A few years ago, one of our housemates placed a list of ten new year’s resolutions attributed to Thomas Merton** on our fridge. Amidst postcards, magnet poetry, and grease splatterings from the oven (the kind that won’t come off no matter how hard you scrub), the list of resolutions has remained as a thoughtful conversation starter and, for me, the list is helpful in considering how to live a more contemplative and engaged life.
Here are the ten resolutions:
(1) Pay attention to people :: Fewer things honor people as much, or make them peaceful more readily, or give them an experience of their worth as clearly as paying attention to them.
(2) Verbalize human experience and teach others to do this :: The more inarticulate we are, the more likely it is that we might seek violence as a way of expressing ourselves.
(3) Reject excessive activity, accomplishments or success :: There is something belligerent about frenetic action.
(4) Practice contemplation :: Contemplation is defined as life review, in silence, connecting our reflection with the ideals we have not achieved, making amends for things we regret, and thanking God for the good we were given, the losses we survived, the love we received beyond all measure.
(5) Embrace silence :: Silence is shattered not by speaking but by eagerness and anxiety to be heard by others. Silence invites others to speak. Genuine silence is creative and liberating.
(6) Resist consumerism :: A desperate need to possess is a form of violence.
(7) Lose, then let go :: We are acculturated to go from success to success. Losing gracefully, even in terms of the long run, is a remarkable virtue. Clutching at success, when letting go is necessary, destroys us.
(8) Read Scripture :: If you were to read Scripture reflectively for only five minutes a day, your life would be enriched. Scripture makes the norm, not whatever is presently fashionable, but what is truly enduring. It roots us and gives us peace amid the turbulence of passing crises we face.

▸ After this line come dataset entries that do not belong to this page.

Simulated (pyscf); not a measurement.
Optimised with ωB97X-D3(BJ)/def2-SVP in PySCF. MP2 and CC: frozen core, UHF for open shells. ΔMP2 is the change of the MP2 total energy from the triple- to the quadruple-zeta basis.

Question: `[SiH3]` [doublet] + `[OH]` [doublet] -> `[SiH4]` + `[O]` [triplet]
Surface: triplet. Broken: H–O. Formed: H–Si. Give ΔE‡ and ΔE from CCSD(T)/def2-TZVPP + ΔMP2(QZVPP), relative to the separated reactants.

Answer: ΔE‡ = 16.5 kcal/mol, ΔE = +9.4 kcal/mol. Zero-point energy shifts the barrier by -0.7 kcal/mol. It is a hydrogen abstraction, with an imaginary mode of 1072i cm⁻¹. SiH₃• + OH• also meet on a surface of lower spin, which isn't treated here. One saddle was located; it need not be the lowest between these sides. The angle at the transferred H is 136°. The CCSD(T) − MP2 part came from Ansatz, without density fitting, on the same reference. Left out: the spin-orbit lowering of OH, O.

(9) Maintain a sense of history :: We become frantic when we see life in the short run. In the longer view of human history or even our personal histories, patterns of meanings emerge. The good does prevail.
(10) Hold the conviction that people are basically good :: People must be reliable or else the Gospel would not have lasted; Christ would have been forgotten. Much of the violence done in the name of religion has been premised on the idea that people are evil.
What do you think?
Anything you would add or subtract from this list for those looking for a more contemplative rhythm in 2014?
** I’ve found the list attributed to Merton on a few other blogs, but can’t find a definitive source and have a hunch the attribution is questionable – so it’s possible the list originated somewhere other else. Let me know if you know something I don’t.